Out and About: The great swindle of spring snowshoeing
Published 7:22 am Thursday, April 17, 2025
TOLLGATE — Spring snowshoeing is cheating.
This is no terrible transgression, to be sure.
Nothing that would lead to a prosecution.
It’s more akin to dunking on an 8-foot hoop, or competing in a spelling bee while holding a dictionary.
The unique nature of snowshoeing in spring has to do with the physical properties of snow.
Freshly fallen snow in Northeastern Oregon, particularly during winter, tends to be light and powdery — more like talcum powder than porridge.
This soft, insubstantial snow gives way at the slightest touch.
Snowshoes, of course, are designed to offset this. It’s a matter of physics — the larger surface area of snowshoes, compared with plain old boots, means there’s less pressure exerted on the snow.
Where a boot plunges, a snowshoe “floats.”
Well, not exactly.
The advantage that snowshoes confer varies dramatically depending on the consistency, and of course the depth, of the snow.
The benefit can seem negligible when you’re trudging through a couple feet of new snow, sinking to knee level with each step.
It can be exhausting.
By April, though, the situation tends to be quite different.
The combination of higher temperatures and the daily freeze-thaw cycles changes snow from powdery to grainy — something you might cram into a paper cone and slather with sweet syrup in one of those headache-inducing shades that only chemistry can concoct.
This consolidated snow is firm.
So firm that snowshoes can seem superfluous.
It was the prospect of a less taxing snowshoe hike that brought me to the northern Blue Mountains on April 15.
(That it was also Tax Day was purely coincidental.)
The Tollgate area along Highway 204 is an ideal place for spring snowshoeing.
Despite its middling elevation by the standards of the Wallowa, Elkhorn and Strawberry ranges to the south, the northern Blues concede nothing to those loftier mountains in snow depths.
Winter storms that sweep inland from the Pacific tend to be channeled, as it were, by the Columbia Basin directly at the ramparts of the northern Blues. Snow often is deeper at 5,000 feet — the highest point on the highway is 5,158 feet, near Spout Springs — than at 7,000 feet in the Elkhorns or Wallowas.
And unlike much of the mountainous country in Northeastern Oregon, the Tollgate area is readily accessible thanks to the highway and several sno-parks.

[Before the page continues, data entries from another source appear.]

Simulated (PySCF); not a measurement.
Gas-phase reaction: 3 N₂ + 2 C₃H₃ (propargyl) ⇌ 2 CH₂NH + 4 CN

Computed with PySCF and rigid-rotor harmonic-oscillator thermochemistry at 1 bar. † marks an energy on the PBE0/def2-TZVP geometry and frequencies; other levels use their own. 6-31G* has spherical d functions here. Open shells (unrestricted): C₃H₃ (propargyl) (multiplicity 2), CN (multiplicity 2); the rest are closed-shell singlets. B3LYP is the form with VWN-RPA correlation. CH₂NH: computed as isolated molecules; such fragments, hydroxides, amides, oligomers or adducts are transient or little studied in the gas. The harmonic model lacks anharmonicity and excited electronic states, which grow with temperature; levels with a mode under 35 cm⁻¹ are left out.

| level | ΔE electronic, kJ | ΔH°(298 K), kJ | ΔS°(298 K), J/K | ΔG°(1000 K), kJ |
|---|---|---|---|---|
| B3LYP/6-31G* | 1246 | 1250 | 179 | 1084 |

(An Oregon sno-park permit is required to park at these sites through April 30.)
Snow can fall well into spring in the Blues, but the Tax Day weather was ideal, with sunshine and a temperature of 55 when I parked at the Woodland Sno-Park. Woodland is between mileposts 24 and 25, about 17 miles from Elgin, the southern end of Highway 204, and about 24 miles from Weston, the highway’s northern terminus.
Other nearby sno-parks include Andies Prairie, which is south of Woodland, and Spout Springs and Morning Creek, both to the north.
The temperature was nearly ideal. It wasn’t warm enough to turn the snow to mush that sticks to snowshoes as tenaciously as corn flakes fused to a cereal bowl left overnight in the sink.
But the air was sufficiently mild for the other type of cheating that spring snowshoeing allows — going in shirtsleeves.
The challenge during winter is finding the balance, in terms of garments, between being bathed in sweat and constant shivering. Floundering in deep powder is intense exercise, and when your body is burning calories rapidly it’s also producing quite a bit of heat. Even with an air temperature in the teens, the typical winter layers of fleece and wool and goose down can be cloying.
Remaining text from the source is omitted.